NATO Secretary-General Anders Fogh Rasmussen stressed that Afghanistan presents a key challenge to all NATO members -- not just the United States.
NATO Secretary-General Anders Fogh Rasmussen stressed that Afghanistan presents a key challenge to all NATO members -- not just the United States.
By Ahto Lobjakas
BRUSSELS -- NATO's secretary-general, Anders Fogh Rasmussen, has welcomed U.S. President Barack Obama's decision to send 30,000 extra troops to Afghanistan and he pledged that other NATO allies would add at least 5,000.

"I can confirm that the allies and our partners will do more, substantially more," Rasmussen said in Brussels today. "In 2010, the non-U.S. members of this mission will send at least 5,000 more soldiers to this operation and probably a few thousand on top of that."

However, this would still fall short of the 10,000 additional forces reportedly requested by Washington.

Rasmussen said he had spent the past few weeks trying to persuade U.S. allies to contribute more troops. Rasmussen stressed that Afghanistan presents a key challenge to all NATO members -- not just the United States.

"This is not just America's war," he said. "What is happening in Afghanistan poses a clear and present danger to the citizens in all our countries."

Rasmussen said instability in Afghanistan contributes to terrorism, Islamist fundamentalism, and the international drug trade -- which all affect European allies too.

More Multilateralism

It remains unclear where the extra non-U.S. troops would come from. Britain has pledged an extra 500 soldiers, Poland reportedly 600, but among the larger countries both France and Germany have so far failed to follow suit.
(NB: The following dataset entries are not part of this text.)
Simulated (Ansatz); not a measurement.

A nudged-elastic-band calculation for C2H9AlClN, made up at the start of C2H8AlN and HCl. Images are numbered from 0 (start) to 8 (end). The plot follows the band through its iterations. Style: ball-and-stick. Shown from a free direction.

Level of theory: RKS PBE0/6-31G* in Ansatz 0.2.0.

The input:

French paratroopers await the arrival of French President Nicolas Sarkozy at Camp Warehouse in Kabul last year.
Officials say a number of countries may extend the tours of duty of soldiers brought in to secure the August 20 presidential election earlier this year. Rasmussen said a number of allies have said that they await the results a January 29 conference in London expected to draw up a new "contract" between the international community and the Afghan government.

Military officials from NATO countries will meet in Brussels for a "force generation" conference next week.

Although he said he was confident that he had secured the necessary troop pledges from European allies, NATO's Rasmussen today sought to pile on the pressure. "Allies and partners in our mission must do more," he said.

Rasmussen argued that by turning to allies for help, Washington is now pursuing a "multilateral approach" to Afghanistan. Europe, which has long sought a say in U.S. decisions, must now "demonstrate that multilateralism delivers concrete results."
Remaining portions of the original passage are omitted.